10 KiB
Training FrozenLake Agent with RL using AgentScope-Tuner
Summary
This example demonstrates how to use AgentScope-Tuner to implement reinforcement fine-tuning for the Frozen Lake task using Trinity-RFT. The agent learns to navigate a frozen lake grid from a starting position to a goal while avoiding holes through multi-step interactions with the environment.
Task Setting
Agent Goal
The agent's objective is to navigate from the starting position (S) to the goal position (G) on a frozen lake grid without falling into holes (H). The agent must:
- Plan a path through frozen tiles (F) to reach the goal
- Avoid holes that terminate the episode with zero reward
- Complete the task within a limited number of steps
Agent Type
The agent is implemented as a ReActAgent (Reasoning and Acting Agent) that:
- Observes the current state of the frozen lake grid
- Reasons about the best action to take
- Executes actions (Up, Down, Left, Right) to move through the environment
- Maintains internal state across multiple steps in an episode
Environment
The environment is based on Gymnasium's FrozenLake environment, wrapped to provide:
- Grid-based navigation: Randomly generated maps with configurable size (2x2 to 6x6)
- Tile types:
S: Start positionF: Frozen tile (safe to walk on)H: Hole (terminates episode with reward 0)G: Goal (terminates episode with reward +1.0)

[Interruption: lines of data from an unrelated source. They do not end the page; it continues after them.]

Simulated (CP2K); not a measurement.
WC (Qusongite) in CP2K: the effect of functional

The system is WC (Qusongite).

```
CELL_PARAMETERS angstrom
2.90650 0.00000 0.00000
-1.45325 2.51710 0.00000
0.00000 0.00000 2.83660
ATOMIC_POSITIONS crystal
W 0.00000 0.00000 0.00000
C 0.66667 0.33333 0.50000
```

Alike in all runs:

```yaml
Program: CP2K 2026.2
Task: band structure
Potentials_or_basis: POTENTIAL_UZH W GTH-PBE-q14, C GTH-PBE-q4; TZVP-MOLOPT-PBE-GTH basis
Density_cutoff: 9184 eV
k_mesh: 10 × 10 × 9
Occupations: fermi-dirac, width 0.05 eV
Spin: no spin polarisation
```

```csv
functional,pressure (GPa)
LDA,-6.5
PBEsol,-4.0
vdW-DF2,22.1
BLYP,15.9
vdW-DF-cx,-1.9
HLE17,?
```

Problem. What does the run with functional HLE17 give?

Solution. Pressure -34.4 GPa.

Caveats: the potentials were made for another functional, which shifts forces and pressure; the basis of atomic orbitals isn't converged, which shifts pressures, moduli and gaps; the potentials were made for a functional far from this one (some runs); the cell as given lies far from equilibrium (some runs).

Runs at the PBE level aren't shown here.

- Action space: Discrete actions (Up, Down, Left, Right)
- Reward structure:
- +1.0 for reaching the goal
- 0.0 for falling into a hole or failing to reach the goal
- Observations: Text-based grid representation showing current player position
The agent does not use external tools. It interacts directly with the environment through:
env.reset(task): Initialize environment with task parametersenv.step(action): Execute action and receive observation, reward, and done flagenv.render(): Get text representation of current state
Dataset Preparation
The dataset contains task parameters for generating FrozenLake environments. Each sample specifies:
seed: Random seed for reproducible map generationsize: Grid size (randomly sampled from 2 tomap_max_size, e.g., 4x4, 6x6)p: Probability that a tile is frozen (vs. being a hole), randomly sampled from 0.6 to 0.85index: Sample indexuid: Unique identifier combining seed, size, and p
Run the data preparation script to generate training and test datasets:
python get_frozenlake_data.py --map_max_size 6 --train_size 10000 --test_size 100
This will create parquet files in the specified directory:
/path/to/frozenlake_dataset/
├── train.parquet # 10000 training samples
└── test.parquet # 100 test samples
Each sample looks like:
{"seed": 12345, "size": 5, "p": 0.75, "index": 0, "uid": "12345_5_0.75"}
Note: The data preparation script ensures that all generated maps have a valid path from start to goal within the maximum allowed steps (env_max_steps=8), filtering out unsolvable tasks.
Code Implementation
This section provides a high-level overview of the code implementation. For detailed implementation, please refer to the source code.
High-level Overview
The implementation consists of three main components:
- Agent (
FrozenLakeAgent): ExtendsReActAgentto handle multi-step navigation - Environment (
FrozenLakeEnv): Wraps Gymnasium's FrozenLake environment - Workflow (
run_frozen_lake): Orchestrates the agent-environment interaction loop
Agent Workflow
The workflow function run_frozen_lake implements the agent-environment interaction loop:
async def run_frozen_lake(
task: Dict,
model: ChatModelBase,
auxiliary_models: Dict[str, ChatModelBase],
) -> WorkflowOutput:
# ...
# Create agent and environment
agent = FrozenLakeAgent(model=model, ...)
env = FrozenLakeEnv(...)
observation, _ = env.reset(task)
rewards = []
# ...
# Agent-environment interaction loop
for _ in range(max_steps):
response = await agent.reply(msg=Msg("user", agent.get_prompt(observation), role="user"))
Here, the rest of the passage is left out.